The 55ft McGruer designed-and-built ketch Cuilaun of 1970 vintage – still renowned for her immaculate varnished topsides even after more than a half century of very active sailing life on both sides of the Atlantic – has to be Ireland's best-known offshore classic yacht. Built at Clynder in Scotland in 1970 to the designs of George McGruer for the late Michael O'Flaherty, she was originally Cuilaun of Kinsale. But with Brian Smullen as an energetic, enthusiastic and very effective sailing master, she was soon logging many miles to other place beyond the horizon.
In time, she simply became Cuilaun, and her ownership became jointly in the names of Michael and Brian. If anything, the yearly mileage increased, and often at very good speeds, so much so that in 1979 she won the International Transatlantic Race to Cork, albeit in flat-out racing mode as her crew included several noted hotshots including a future Commodore of the RORC.

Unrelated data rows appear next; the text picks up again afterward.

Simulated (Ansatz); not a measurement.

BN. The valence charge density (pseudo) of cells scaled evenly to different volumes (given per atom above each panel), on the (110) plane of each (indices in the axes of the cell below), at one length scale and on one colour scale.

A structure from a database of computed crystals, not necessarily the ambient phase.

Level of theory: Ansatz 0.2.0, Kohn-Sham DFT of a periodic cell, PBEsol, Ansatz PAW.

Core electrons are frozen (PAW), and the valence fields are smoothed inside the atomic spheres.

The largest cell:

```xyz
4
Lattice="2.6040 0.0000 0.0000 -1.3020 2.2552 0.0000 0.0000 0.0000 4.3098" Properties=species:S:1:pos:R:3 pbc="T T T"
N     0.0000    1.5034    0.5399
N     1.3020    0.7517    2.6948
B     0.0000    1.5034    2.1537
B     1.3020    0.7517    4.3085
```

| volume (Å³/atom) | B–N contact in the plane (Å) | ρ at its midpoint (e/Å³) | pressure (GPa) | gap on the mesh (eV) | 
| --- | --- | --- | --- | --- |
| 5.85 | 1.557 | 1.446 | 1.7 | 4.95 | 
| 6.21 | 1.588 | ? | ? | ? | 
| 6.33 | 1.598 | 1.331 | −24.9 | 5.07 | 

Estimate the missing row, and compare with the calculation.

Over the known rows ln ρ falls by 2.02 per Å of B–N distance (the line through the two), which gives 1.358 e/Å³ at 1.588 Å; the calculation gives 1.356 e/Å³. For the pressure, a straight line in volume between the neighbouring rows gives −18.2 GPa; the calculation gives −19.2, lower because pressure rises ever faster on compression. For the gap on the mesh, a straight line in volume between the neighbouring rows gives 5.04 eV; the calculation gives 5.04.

So ubiquitous was her life-enhancing presence that for many years, whether it was in Antigua, Newport, Maine, Glandore, Cowes, Saint-Tropez or wherever, the fleet in a Classics Regatta never seemed quite complete without Cuilaun in the midst of it, allegedly "just a comfortable and elegant cruising ketch", yet sailing with a performance which went well beyond that.
Now, after 51 years of great sailing and much enjoyment supported by an annual maintenance programme of world standard, Cuilaun is for sale for the first time through noted brokers Sandeman.